Processing out Negative Feelings

A spiritually-oriented person values all of life’s experiences and sees each one as an opportunity to evolve spiritually. The technique of processing out involves very simple steps that all depend on willingness and the capacity to surrender.

Stay with the feeling and stay focused on it unswervingly. Realize that all pain is due to resistance. The suffering of loss stems from the attachment and specialness.

Be willing to become immersed in and surrender to the feelings without avoiding them. Notice that they come in waves and that surrendering to the most intense waves tends to decrease their emotional severity.

Ask God’s help and surrender the personal will to God.

… Be willing to endure and suffer out the process. If not resisted, it will process itself out and come to an end.

… A helpful source of strength during the processing out of painful emotions is to identify with all of humanity and realize that suffering is universal and innate to the phenomenon of being human and the evolution of the ego.

From Transcending the Levels of Consciousness p. 98-99

Make an Inner Decision

… it is advisable to sit quietly and make an inner decision to let go resisting higher levels of functioning. This means to make a decision to stop denying the higher levels to yourself, and to make a decision to let go all blocks to happiness, success, health, and acceptance, love and peace. By doing this, the deed is already done, for you have set the whole experience into a context that will automatically unfold.

Just Watch

A useful decision or choice is to decide to stop mentally talking about everything and refrain from interjecting comments, opinions, preferences, and value statements. It is therefore a discipline to just watch without evaluating, investing worth in, or editorializing, commenting, and having preferences about what is witnessed. … All thinking, from a spiritual viewpoint, is merely vanity, illusion… The less one thinks, the more delightful life becomes. Thinkingness eventually becomes replaced by knowingness.

From  Discovery of the Presence of God: Devotional Nonduality, p. 88-89.

All Truth is Subjective

Q: Where is that reality of eternal truth to be found?

A: Begin by accepting the very important statement that all truth is subjective.  Do not waste lifetimes looking for an objective truth because no such thing exists.  Even if it did, it could not be found except by the purely subjective experience of it.  All knowledge and wisdom are subjective.  Nothing can be said to exist unless it is subjectively experienced.  Even a supposedly purely objective material world, if it existed, could be said to exist only because of one’s subjective sensory experience of it.  Even the most rabid materialist is stuck with the fact that in the end, it is only their own subjective awareness that gives it the authority of believability.

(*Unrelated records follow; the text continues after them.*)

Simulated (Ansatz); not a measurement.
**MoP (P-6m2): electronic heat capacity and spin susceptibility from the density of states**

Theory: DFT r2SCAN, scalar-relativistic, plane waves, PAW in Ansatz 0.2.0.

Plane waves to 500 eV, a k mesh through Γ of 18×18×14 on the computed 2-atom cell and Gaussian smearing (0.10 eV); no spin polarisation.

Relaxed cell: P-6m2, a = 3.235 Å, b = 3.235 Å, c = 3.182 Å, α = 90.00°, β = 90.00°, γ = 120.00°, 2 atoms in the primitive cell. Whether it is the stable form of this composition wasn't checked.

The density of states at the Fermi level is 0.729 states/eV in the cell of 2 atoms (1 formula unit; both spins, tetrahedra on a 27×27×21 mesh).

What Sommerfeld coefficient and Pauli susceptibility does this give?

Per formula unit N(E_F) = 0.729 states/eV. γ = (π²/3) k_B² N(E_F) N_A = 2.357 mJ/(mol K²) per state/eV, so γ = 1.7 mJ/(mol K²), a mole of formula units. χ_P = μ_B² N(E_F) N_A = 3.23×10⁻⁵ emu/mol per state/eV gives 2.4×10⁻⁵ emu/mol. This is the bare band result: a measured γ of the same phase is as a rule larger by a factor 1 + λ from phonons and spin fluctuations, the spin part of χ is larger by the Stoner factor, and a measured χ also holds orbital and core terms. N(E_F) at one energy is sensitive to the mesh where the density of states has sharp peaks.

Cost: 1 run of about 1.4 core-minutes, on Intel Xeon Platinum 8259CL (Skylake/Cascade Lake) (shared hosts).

From The Eye of the “I”, Ch. 12, pg. 233

Contemplation

Q: How can contemplation be instituted, started, or learned? It is a decision?

A: It is only a matter of awareness.  It is really nothing new and therefore does not need to be learned but only given attention.  A useful decision or choice is to decide to stop mentally talking about everything and refrain from interjecting comments, opinions, preferences, and value statements.  It is therefore a discipline to just watch without evaluating, investing worth in, or editorializing, commenting, and having preferences about what is witnessed.  One then sees the rising and falling away of phenomena and the transitory nature of appearance, which, with ordinary mentation, is conceptualized as a sequence of cause and effect.  It is an informative practice to ‘pretend’ to be stupid, and by the invocation of radical humility, Essence shines forth.  All thinking, from a spiritual viewpoint, is merely vanity, illusion, and pomposity.  The less one thinks, the more delightful life becomes.  Thinkingness eventually becomes replaced by knowingness.  That one ‘is’ does not really need any thought at all.  It is helpful, therefore, to make a decision to stop mental conversation and useless babbling.